Amongst a packed regal itinerary during this ad-hoc diplomatic tour-cum-honeymoon, the academically-inclined king found time to liaise with many of the region's noted scholars and theologians. One such was Niels Hemmingsen, a Lutheran pastor and former vice-chancellor of the University of Copenhagen (before being fired by Jim's late father-in-law Frederick II) who had written prolifically on the subjects of witchcraft and demonology. James visited Hemmingsen in Roskilde where they enjoyed a lengthy discussion on matters philosophical and theological. Whether through Hemmingsen's tutelage in particular, or more generally through Denmark's greater preoccupation with witches at the time, the sojourn promoted the study of witchcraft to a significant core component of general theology in James's thinking thereafter.

All parties must end eventually, and James and Anne said their goodbyes and set sail for Scotland when Spring's calmer seas arrived. Their voyage proved eventful nonetheless, with one vessel of their fleet lost and the others severely imperilled by sudden unseasonal storms during the crossing. It was with more than a little relief that they finally made port at Leith on the 1st of May, 1590.

By now, rumours of supernatural mischief were already swirling amongst Danish society over the many improbable mishaps that had befallen Anne's initial attempted crossing and the royal couple's early attempts to sail homeward. Just a couple of months after their eventual return to Scotland, the Copenhagen Witch Trials commenced which culminated in two women being burned that September.

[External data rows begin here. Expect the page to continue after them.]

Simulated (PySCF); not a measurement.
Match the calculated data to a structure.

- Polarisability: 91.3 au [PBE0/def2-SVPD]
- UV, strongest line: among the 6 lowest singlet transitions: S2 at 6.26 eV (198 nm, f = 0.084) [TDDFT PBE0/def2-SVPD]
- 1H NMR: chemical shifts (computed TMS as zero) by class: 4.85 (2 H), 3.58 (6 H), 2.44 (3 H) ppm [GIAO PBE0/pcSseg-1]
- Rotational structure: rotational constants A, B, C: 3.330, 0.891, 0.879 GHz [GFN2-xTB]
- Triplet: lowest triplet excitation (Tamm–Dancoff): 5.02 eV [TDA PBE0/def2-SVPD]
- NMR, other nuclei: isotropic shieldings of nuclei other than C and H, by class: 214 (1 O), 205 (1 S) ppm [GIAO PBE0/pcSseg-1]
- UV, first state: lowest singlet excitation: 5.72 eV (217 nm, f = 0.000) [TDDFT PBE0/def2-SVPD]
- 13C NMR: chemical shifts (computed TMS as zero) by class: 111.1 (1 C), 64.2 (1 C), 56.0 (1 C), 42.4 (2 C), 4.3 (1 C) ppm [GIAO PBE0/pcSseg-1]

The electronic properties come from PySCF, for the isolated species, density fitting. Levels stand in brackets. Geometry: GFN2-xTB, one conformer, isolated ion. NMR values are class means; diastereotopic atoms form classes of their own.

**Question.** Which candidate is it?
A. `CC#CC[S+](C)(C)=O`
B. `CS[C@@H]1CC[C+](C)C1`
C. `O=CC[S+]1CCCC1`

James reached the conclusion that similar demonic interventions to his final voyage might have emanated from closer to home, and so began the inquisitions that led by the year's end to the Berwick Witch Trials. Having rooted-out a veritable hotbed of necromancy in East Lothian, the king's interest in ridding society of witches by any means grew exponentially: In 1597 he published the book Daemonologie on the subject, and by the time he added the English crown to his hatstand in 1603 he was ready to impress upon his new kingdom the far more stringent regime of inquisition and punishment he had been cultivating in the North. Innovations including allowing the testimony of minors, and lending probative weight to "Devil's marks" (typically moles or birthmarks) on the accused, became standard from Berwick-upon-Tweed to Land's End, paving the way for thousands of tortures and executions to come.

Had Anne set sail for her consummation a little earlier on a calmer sea, or had her regal beau been a little less impetuous and wintered by the hearth to await her arrival, it's conceivable that countless lives might have been spared the centuries of misery inspired, at least in part, by a simple series of unfortunate events. Still, worse things happen at sea, eh?